The judge presiding over the highly-publicized trial of ex-Dallas police officer Amber Guyger decided in the defense’s favor on legal matters so essential to the case they could sway a jury in the direction of a not-guilty verdict as both the prosecution and the defense issued their closing arguments to send the case to deliberations.

That verdict now rests heavily on Guyger’s perception at the time of the shooting, according to Judge Tammy Kemp’s rulings Monday.

Related: Four Things to Know About Amber Guyger and Her Murder Trial

Guyger has said she thought she was in her own apartment when she saw PwC associate Botham Jean, thought he was an intruder and shot him in his own unit Sept. 6, 2018.

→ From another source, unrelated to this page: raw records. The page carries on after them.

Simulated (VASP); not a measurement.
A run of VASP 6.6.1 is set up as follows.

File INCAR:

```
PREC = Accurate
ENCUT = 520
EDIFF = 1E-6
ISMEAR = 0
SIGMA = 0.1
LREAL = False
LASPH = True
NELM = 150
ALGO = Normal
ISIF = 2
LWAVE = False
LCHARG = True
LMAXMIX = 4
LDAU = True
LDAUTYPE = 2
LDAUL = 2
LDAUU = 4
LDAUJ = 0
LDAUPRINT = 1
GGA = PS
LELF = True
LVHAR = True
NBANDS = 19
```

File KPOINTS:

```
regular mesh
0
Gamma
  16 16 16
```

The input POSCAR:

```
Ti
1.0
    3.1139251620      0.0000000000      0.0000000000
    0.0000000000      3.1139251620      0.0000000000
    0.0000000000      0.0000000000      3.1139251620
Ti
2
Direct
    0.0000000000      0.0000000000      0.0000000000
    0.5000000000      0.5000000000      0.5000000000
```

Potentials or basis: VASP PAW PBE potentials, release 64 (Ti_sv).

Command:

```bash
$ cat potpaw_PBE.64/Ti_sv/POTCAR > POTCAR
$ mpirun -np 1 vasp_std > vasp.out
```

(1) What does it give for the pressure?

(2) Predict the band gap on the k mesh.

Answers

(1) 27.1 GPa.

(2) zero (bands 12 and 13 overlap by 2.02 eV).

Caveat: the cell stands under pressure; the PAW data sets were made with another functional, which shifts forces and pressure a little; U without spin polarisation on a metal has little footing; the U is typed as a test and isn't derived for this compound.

In order to find Guyger guilty of murdering Jean, a jury would have to find one of those claims unreasonable — either Guyger’s belief that Jean was a threat or her belief that she was in her apartment.

“The court is going to leave this to the jury to decide,” Judge Tammy Kemp said.

The ruling was a win for Guyger’s defense, as was a decision Kemp made when the trial continued two hours into the weekend Saturday.

That’s when Kemp approved expert testimony that Guyger experienced what’s called “in-attentional blindness” when she entered Jean’s apartment instead of her own, according to CBS DFW.

“It’s the tendency of the human brain to filter out visual images that are not relevant to the primary target,” former Dallas Independent School District Police Chief Craig Miller said.

But even with those decisions in the defense’s favor, Kemp was criticized as being unfair to the defense for not allowing Miller or Texas Ranger David Armstrong to testify about whether Guyger was being reasonable in shooting Jean based on her state of mind.

Attorney Pete Schulte, who has worked on both sides of the legal system, told CBS DFW Saturday he believes the testimony should have been allowed.

“It’s shocking to me that some of the information that they’re trying to put in front of the jury as experts is being excluded by the court,” Schulte said. “I think it’s a mistake.

“I think that it potentially is showing some bias against the defense and for the state.”

Jean’s family attorney, Lee Merritt, backed the judge on Twitter Wednesday.

“TX Ranger Armstrong met w/ me and the Jean’s before he officially began his investigation,” Merritt said. “He told us THEN that he didn’t believe Guyger did anything wrong.

“No wonder his subsequent investigation confirmed his preconceived conclusion. He has NO credibility.”

At this point, the case relies heavily on whether jurors think Guyger should be protected by a set of laws dubbed the Castle Doctrine.

Those laws give individuals faced with a threat the right to protect their property in Texas.

Even though Guyger wasn’t in her apartment at the time of the shooting, Kemp’s earlier ruling means that the Castle protections would extend to Guyger if a jury finds the ex-cop’s claims reasonable.

“This is really the crux of this case,” the prosecution argued Monday morning as they began closing arguments.

Guyger faces five to 99 years in prison if found guilty, CBS DFW reported.